Thankfully there are a number of cheap and widely-available or easily-made items that can provide most of the same functionality at a small fraction of the price. For under US$75, this article will show you how to put together a flexible and robust lighting system that is both useful and relatively easy on the hip pocket.
I am not suggesting these items are just as good as the expensive purpose-built ones, just that they provide surprisingly good results and are very inexpensive. My main point is that not being able to afford the “proper” gear should not be a barrier to experimenting with lighting. I also don’t pretend to be an expert in these things, so some old pros may well be sniggering as they read this. Oh well. We all have to start somewhere and I am simply sharing my experiences.
Getting Started top
Despite trying to keep costs down, I’ve also tried to avoid being cheap-and-nasty about things. All these items should be constructed well enough to last quite a long time for the average amateur, and when being used they should look like they were built for the task they are being used for. I don’t feel embarrassed using these items in front of other people.
Although I paid for all items in Australian dollars, I will roughly convert the prices to US dollars to provide an easier comparison for our international readers.
The items I include in this article are:
- A system of 3 hot-lights (2 on a tripod) ranging from 200watts to 500watts each (around US$15 per light).

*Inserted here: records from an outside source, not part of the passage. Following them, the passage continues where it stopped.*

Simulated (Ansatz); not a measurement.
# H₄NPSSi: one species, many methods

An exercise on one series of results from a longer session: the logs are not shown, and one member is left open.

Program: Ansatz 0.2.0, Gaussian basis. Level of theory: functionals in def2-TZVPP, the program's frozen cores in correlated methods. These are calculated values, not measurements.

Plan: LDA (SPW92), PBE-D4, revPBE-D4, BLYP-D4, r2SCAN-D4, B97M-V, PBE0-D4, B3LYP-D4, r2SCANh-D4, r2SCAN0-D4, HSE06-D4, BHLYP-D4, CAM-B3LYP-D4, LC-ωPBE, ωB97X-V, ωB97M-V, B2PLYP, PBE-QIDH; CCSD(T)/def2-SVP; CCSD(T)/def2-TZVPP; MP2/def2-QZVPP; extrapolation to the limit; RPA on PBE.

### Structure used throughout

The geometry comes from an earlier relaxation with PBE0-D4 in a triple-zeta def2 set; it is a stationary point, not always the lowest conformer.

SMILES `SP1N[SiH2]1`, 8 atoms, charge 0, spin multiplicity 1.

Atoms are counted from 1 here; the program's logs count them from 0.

- Large diffusers for the hot-lights about 120x135cm with stands (around US$10 each)
- Large very portable reflectors about 130x150cm of silver and white (around US$4 each)
- A selection of external Perspex flash diffusers similar to a “Sto-fen Omnibounce” or other similar items (free!)
Before I get into the components of my system I should point out that one very important lighting component that is pretty much essential but does not come under the “Cheap and DIY” heading, is an external flash unit. As far as I know it is a bit tougher to build a cheap DIY flash that is compatible with your camera’s metering, is compact and will easily mount on top of the camera.
I would strongly suggest buying an external flash unit to anyone who wants to go beyond shooting in available light. A decent external flash bounced off a wall looks a million times better than a camera’s built-in flash – its not just the power of the flash, but also the quality of light. If you are on a tight budget then you may want to look at 2nd hand units and/or 3rd party brands. Be careful though, choosing the right flash is important and not always simple! Very important is the ability to integrate with your cameras metering system, which can rule out a lot of brands and older models. I also consider the ability for the head to tilt and twist as an essential requirement to avoiding the flat, “deer in the headlights” look that a dead on flash will produce. Beyond that, it is up to you, your requirements and your budget.
I will assume you already have an external flash unit, but if you don’t then most of this article is still relevant and useful to you.
I am not sure about other countries, but here in Australia, if you walk into one of the large hardware store chains (Bunnings, Mitre 10, etc) then you will no doubt have noticed the inexpensive bright yellow 500watt high-power halogen lights designed for home decorators that seem to be perpetually “on special”. They usually come in two flavours – as a single light in a metal enclosure and small base designed to sit on a table or shelf, or as a free-standing pair of lights on top of an adjustable tripod designed to be raised to a height of about 2m. The tripod lights are going to be probably most useful to you (and at about US$25 they are very cheap), but the single lights are also so cheap (about US$11) that it is a shame not to have one of those up your sleeve as well.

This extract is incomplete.